The geologists studying the northern Basin and Range with GPS thought their data would show a slow extension around the Crescent Valley fault, as expected of any good Basin and Range fault. But instead they found rapid compression. This modern behavior, they say, could be the decades-old aftereffect of the magnitude-7 Pleasant Valley earthquake that hit northern Nevada 85 years ago. The geodetic data might show how the 1915 quake set the sub-crust mantle material in motion.

“The geodetic picture is measuring something a lot more complex besides some kind of steady-state buildup of strain,” says Brian Wernicke of the California Institute of Technology. Wernicke and his colleagues at CalTech and at the Harvard-Smithsonian Center for Astrophysics published work in the November 2000 GSA Today of GPS movements they measured over two years with the Basin and Range Geodetic Network, which covers an area bounded by Flagstaff, Salt Lake City, Reno and Bakersfield.   Wernicke says the unexpected contraction around the Crescent Valley fault might reveal the viscoelastic effect. The viscoelastic effect suggests that the slow deformation of the mantle after an earthquake redistributes earthquake stress. When an earthquake ruptures a fault, the crust springs back instantly. But below the crust, from tens to hundreds of kilometers deep, material is viscous and takes its time absorbing and redistributing earthquake stress.

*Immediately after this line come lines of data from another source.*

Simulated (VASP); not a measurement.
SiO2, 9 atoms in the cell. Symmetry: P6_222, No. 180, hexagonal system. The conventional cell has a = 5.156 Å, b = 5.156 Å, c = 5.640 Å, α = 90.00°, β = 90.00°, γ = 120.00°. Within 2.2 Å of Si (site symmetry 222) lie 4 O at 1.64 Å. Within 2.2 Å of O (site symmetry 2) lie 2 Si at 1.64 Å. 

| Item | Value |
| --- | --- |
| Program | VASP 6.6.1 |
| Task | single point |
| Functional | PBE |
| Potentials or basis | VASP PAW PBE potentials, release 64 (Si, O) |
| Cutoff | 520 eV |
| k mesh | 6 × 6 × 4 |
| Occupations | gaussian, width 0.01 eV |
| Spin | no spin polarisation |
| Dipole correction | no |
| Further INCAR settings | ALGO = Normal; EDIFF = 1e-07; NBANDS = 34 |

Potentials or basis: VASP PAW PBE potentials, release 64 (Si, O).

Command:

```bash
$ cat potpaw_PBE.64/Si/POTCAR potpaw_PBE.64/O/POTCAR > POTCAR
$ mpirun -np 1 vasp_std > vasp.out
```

Because motion in the mantle and crust go hand-in-hand, understanding the viscoelastic effect can be significant for determining earthquake hazard. “If the viscoelastic effects occur, then they redistribute the stress that causes earthquakes throughout the brittle crust,” says Wayne Thatcher, a scientist with the U.S. Geological Survey who has, since the 1970s, been looking for evidence of the viscoelastic effect.
Researchers mobilize quickly to measure the immediate effects of an earthquake, some occurring within minutes. Understanding a fault’s activity beyond that has meant inferring an average strain rate from the geologic record. But comparing the long-term geologic rate and the short-term geodetic rate can offer new insight. “Just ten years ago, if you said we’d see the viscoelastic response of a magnitude-6.8 quake 82 years after it happened, people would look at you like you had three heads,” Wernicke says.
The geodetic strain rate of 2 millimeters per year around the Crescent Valley fault is much higher than the tenths of millimeters per year the geologic record would imply, Wernicke says. But that doesn’t mean an earthquake is imminent, he adds. The modern velocities around the Crescent Valley fault are actually lower than the modern velocities around neighboring faults, some approaching 5 millimeters per year. The faster moving receivers are probably riding atop mantle extending rapidly from the Nevada seismic belt in the wake of the 1915 quake, while the receivers near Crescent Valley are riding slower mantle that is compressing. “In Crescent Valley, the good folks can go to bed knowing the stress on that fault is actually decreasing with time,” Wernicke says.
This same viscoelastic relaxation may be happening at the Owens Valley fault in California. There, a team led by Meghan Miller of Central Washington University’s (CWU) Geodesy Laboratory found a geodetic slip rate of 7 millimeters per year. That far exceeds the geologic rate of 1.7 to 4.7 millimeters per year, which is probably closer to the lower end, according to CWU researcher Jeffrey Lee.
Miller says the geodetic data, a combination of GPS data from the 1990s and trilateration data from the 1970s and 1980s, is probably still recording activity from the 1872 quake that destroyed the town of Lone Pine. Models her team has designed suggest that the lower mantle is relaxing after the quake, and the fault is rapidly slipping over it. The high GPS rate shows the fault is probably in motion from an earlier quake, rather than building up for the next, Miller says. “We need to understand decade-long intervals rather than earthquake-long time scales.”
In those decades, the mantle absorbs earthquake stress slower than crust would. In the process, the mantle might carry the stress below the crust until the stress shows itself again later as another earthquake on another fault. Fred Pollitz of the U.S. Geological Survey presented work during the fall meeting of the American Geophysical Union of evidence for mantle motion after the 1992 magnitude-7.3 Landers earthquake and 1999 magnitude-7.1 Hector Mine earthquake. Using GPS and Interferometric Synthetic Aperture Radar data his USGS colleagues collected in the months after the Hector Mine quake, Pollitz could model widely spread mantle motion around the culprit faults. Evidence hints at similar motion after the Landers quake. “Viscoelastic relaxation likely helped trigger the Hector Mine earthquake,” Pollitz reports.
The best way to understand how the viscoelastic effect might play into earthquake hazard is to monitor crustal motion continuously over the years following a quake, Thatcher says. He first began noticing possible mantle movement when he studied aftereffects of the 1946 Nankaido earthquake off the coast of southwest Japan. Japanese scientists made geodetic surveys 50 years before and 40 years after the quake, showing changes in vertical crust motion. “The long haul matters a lot with these types of measurements,” Thatcher says.
U.S. researchers hoped to begin the long haul by deploying a dense network of GPS receivers in the Basin and Range and along the West Coast as part of the proposed Earthscope project. Congress didn’t fund the project for fiscal year 2001, but the proposal is expected to be reconsidered as part of the National Science Foundation budget for fiscal year 2002.